Amash was elected to Congress as a tea party ally in 2010, and he quickly made a name for himself by often voting against the leadership's priorities on libertarian grounds. The Trump era only isolated him even more from his colleagues. In March, for instance, Amash was the one Republican in the House to vote to condemn Trump's bogus emergency declaration. But Amash still went even further than usual in May when he took to social media and wrote that, after reading the Mueller Report he believed that Trump "has engaged in impeachable conduct."
The reaction to that pronouncement was swift, and Trump tweeted in response, "Never a fan of @justinamash, a total lightweight who opposes me and some of our great Republican ideas and policies just for the sake of getting his name out there through controversy," and added, "Justin is a loser who sadly plays right into our opponents hands!" Amash's old allies in Michigan quickly abandoned him as well, but that didn't stop Amash from continuing to oppose the administration in both word and deed. A number of Republicans also launched primary campaigns against Amash before he left the GOP.
Democrats haven't seriously targeted this seat in a long time, but that began to change even before Amash became an independent. Attorney Nick Colvin, who served in the Obama administration, announced he would run in June, while fellow attorney Hillary Scholten reportedly plans to get in.

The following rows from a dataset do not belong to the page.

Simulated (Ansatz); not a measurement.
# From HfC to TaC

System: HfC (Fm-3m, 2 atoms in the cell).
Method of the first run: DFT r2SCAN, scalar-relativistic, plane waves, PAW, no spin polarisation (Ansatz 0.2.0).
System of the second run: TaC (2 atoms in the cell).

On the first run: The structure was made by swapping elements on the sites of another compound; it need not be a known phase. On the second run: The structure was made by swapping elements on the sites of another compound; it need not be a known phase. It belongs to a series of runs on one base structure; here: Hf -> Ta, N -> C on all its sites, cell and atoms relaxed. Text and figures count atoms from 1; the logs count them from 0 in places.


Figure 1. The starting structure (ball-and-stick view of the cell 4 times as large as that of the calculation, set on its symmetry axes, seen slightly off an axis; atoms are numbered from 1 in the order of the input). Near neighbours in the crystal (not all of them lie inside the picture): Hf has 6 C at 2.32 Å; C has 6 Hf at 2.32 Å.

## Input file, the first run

Despite Trump's clear win here, this seat is hardly safely red. According to Bloomberg's Greg Giroux, the 3rd District backed 2018 GOP gubernatorial nominee Bill Schuette by a very slim 48.6-48.2 margin, and GOP Senate nominee John James carried it by a modest 51-47. However, Amash's decision to bolt his party introduces quite a lot of unpredictability to this race, especially since we don't yet know what he'll do in 2020.
Amash said later on Thursday that he would seek re-election.